Photographer: Adek Berry/AFP via Getty Images

Year of the Rooster Seen Waking Up China’s Palm Oil Demand

  • Rebound in palm oil output may see prices slump in second half
  • China palm oil imports seen topping 5 million tons in 2016-17

As China welcomes the Year of the Rooster this week, bets that a recovery in Asian palm oil production will drive prices lower may be something for consumers to crow about.

While high prices may keep Chinese buyers on the sidelines in the first part of the new year, an expected surge in supply later in 2017 in the world’s top producers will drive a jump in purchases as prices decline, according to analysts and traders. China begins a week-long Lunar New Year holiday on Jan. 27 and palm oil is used to fry noodles, dumplings and spring rolls.

China’s imports plunged 24 percent to 4.48 million metric tons in 2016, the lowest since 2005, as benchmark futures surged 25 percent after El Nino squeezed supplies in Indonesia and Malaysia. A weaker yuan and state sales of rapeseed oil reserves also reduced the attractiveness of palm oil for local buyers. With production set to recover in the two biggest producers in the second half, prices should fall to levels that attracts Chinese buying, according to veteran edible oils analyst James Fry.

“China, like India, is a price-sensitive market,” Fry, the chairman of LMC International Ltd., said in an interview in Kuala Lumpur on Jan. 17. “As we get a ramp up in palm production, then we will see China buying more palm oil.”

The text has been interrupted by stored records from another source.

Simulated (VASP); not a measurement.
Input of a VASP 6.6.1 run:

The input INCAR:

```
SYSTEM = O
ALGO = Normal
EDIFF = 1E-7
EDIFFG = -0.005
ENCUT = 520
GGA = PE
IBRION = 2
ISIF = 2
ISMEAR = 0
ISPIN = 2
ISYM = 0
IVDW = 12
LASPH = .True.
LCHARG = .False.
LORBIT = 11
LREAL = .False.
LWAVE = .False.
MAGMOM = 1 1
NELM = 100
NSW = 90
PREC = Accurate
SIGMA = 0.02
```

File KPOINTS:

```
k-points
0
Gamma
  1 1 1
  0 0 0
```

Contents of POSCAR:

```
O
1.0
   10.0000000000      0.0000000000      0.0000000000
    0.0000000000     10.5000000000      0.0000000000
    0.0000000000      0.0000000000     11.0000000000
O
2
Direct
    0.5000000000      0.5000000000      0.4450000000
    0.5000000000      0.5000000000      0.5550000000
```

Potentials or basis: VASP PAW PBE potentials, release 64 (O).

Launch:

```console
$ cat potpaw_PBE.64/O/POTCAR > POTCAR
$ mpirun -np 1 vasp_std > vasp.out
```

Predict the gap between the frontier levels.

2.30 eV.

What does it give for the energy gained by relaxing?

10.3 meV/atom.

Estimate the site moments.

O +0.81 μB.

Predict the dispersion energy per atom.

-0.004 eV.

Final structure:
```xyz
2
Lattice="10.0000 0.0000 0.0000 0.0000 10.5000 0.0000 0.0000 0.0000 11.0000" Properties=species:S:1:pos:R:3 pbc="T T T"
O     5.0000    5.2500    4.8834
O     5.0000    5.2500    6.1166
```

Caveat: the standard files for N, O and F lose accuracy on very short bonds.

The El Nino between 2015 and early 2016 reduced global palm oil output by 6.8 million tons last year, Ling Ah Hong, director of Malaysian plantation consultant Ganling Sdn., said Jan. 17. As rain returns, production in the second half of this year will recover strongly with double-digit growth each month, said Ling, who has 40 years experience in the plantation industry.

Increasing supply will soften prices, which may drop as low as 2,200 ringgit ($496) toward the last quarter of the year, he added. Benchmark palm oil prices on the Bursa Malaysia Derivatives closed at 3,125 ringgit a ton on Wednesday.

“In the second quarter, following the recovery of production in major exporting countries, palm oil prices may decrease,” making it more competitive with soyoil and rapeseed oil and driving imports again, said Zheng Zuting, an analyst at China National Grain and Oils Information Center.

The decline in inbound shipments last year, coupled with low inventories, could see China’s imports recover sooner. Purchases may jump 10 percent to 15 percent in the first half, according to Tommy Xiao, an analyst at Shanghai JC Intelligence Co. They may reach 5.1 million tons to 5.2 million tons in the year started October 2016, from 4.7 million tons a year earlier, he said. CNGOIC estimates that imports may total 5 million tons in 2016-17.

Volumes still may not reach the records seen two to three years ago when traders purchased large amounts to boost inventories for financing purposes, according to Gao Yanbin, an investment manager with agriculture investment firm Shanghai Shenkai Investment Co. Imports are now largely driven by demand, and inventories would be kept at a low level, said Gao. 

“China may buy more palm oil in the third quarter, in line with higher production and possibly lower prices,” said Alan Lim, plantations and property analyst at MIDF Amanah Investment Bank Bhd. “The factor that consumers in China take into consideration is the discount between crude palm oil and soybean oil. If the discount widens, they will shift more of their consumption to palm oil.”